ElasticSearch: L2 norm script_score returns false distances

i'm trying to calculate the L2-Norm between the fields of my database. To validate the correctness I setup a testing database with two documents, which are having equal vectors.
My db look like this:

Documents
 _index:2vecstest
 _type:_doc
 _id:0
 _score:None
 _source:
         imageid:0
         score:1
         gpd
         [0, 0, 1, 1]
         mask:1111
         tempvec
         [0, 0, 1, 1]
 sort
 [0]
 _index:2vecstest
 _type:_doc
 _id:1
 _score:None
 _source:
         imageid:1
         score:1
         gpd
         [0, 0, 0, 1]
         mask:1111
         tempvec
         [0, 0, 0, 1]
 sort
 [1]

Then I want to calculate the distance between gpd (dense_vector) and tempvec (double-field) of each document. For this I wrote this request:

    request = { "size": size,
                "query": {
                    "script_score": {
                        "query": {
                            "match_all": {}
                        },
                        "script": {
                            "lang":"painless",
                            "source": """
                                return  l2norm(doc['tempvec'], doc['gpd']) + 1;
                            """
                            ,   
                        }
                    }
                }
              }

try :
     res = es.search(index=_INDEX, body=request)
except elasticsearch.ElasticsearchException as es1:  
...

I would expect both scores to be maximum, since within each doc the vectors are equal. However I'm getting following search result:

took:18
 timed_out:False
 _shards:
	 total:1
	 successful:1
	 skipped:0
	 failed:0
 hits:
	 total:
		 value:2
		 relation:eq
	 max_score:2.0
	 hits
	 _index:2vecstest
	 _type:_doc
	 _id:1
	 _score:2.0
	 _source:
		 imageid:1
		 score:1
		 gpd
		 [0, 0, 0, 1]
		 mask:1111
		 tempvec
		 [0, 0, 0, 1]
	 _index:2vecstest
	 _type:_doc
	 _id:0
	 _score:1.0
	 _source:
		 imageid:0
		 imid:0
		 score:1
		 gpd
		 [0, 0, 1, 1]
		 mask:1111
		 tempvec
		 [0, 0, 1, 1]

So strangely the second document is ranked lower.
What am I doing wrong here? I don't found an answer in the elasticsearch documentation.

Greetings,
Christian

This topic was automatically closed 28 days after the last reply. New replies are no longer allowed.

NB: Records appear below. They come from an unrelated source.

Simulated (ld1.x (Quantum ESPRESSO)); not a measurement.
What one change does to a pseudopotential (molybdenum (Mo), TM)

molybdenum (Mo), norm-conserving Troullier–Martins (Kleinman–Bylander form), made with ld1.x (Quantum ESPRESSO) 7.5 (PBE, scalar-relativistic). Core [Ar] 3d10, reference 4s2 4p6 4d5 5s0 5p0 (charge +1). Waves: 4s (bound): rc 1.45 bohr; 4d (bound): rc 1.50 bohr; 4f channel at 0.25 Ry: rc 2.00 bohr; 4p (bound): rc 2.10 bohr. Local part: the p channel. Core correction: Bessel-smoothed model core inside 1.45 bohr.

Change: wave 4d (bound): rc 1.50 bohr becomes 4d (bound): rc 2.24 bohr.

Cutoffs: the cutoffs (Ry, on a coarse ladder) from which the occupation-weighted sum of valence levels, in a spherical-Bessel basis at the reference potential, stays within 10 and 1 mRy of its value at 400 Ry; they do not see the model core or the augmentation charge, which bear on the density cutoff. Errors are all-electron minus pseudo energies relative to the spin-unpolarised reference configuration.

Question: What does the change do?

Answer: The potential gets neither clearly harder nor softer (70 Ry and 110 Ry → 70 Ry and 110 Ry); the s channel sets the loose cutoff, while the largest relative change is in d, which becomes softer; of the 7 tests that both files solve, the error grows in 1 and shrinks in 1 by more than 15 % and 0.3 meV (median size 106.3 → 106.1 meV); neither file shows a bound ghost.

Hello Christian, hope this reply isn't coming too late. It's not actually supported for l2norm to load two vectors from a document. It's intended for comparing a query to a document vector. We updated the function syntax in 7.6 to make this clear. (I wonder if we accidentally allowed it before 7.6, which resulted in buggy output).

I hope that helps. The summary is that comparing two vectors from a single document isn't supported, and to watch out for a syntax change when upgrading to 7.6.

Julie

1 Like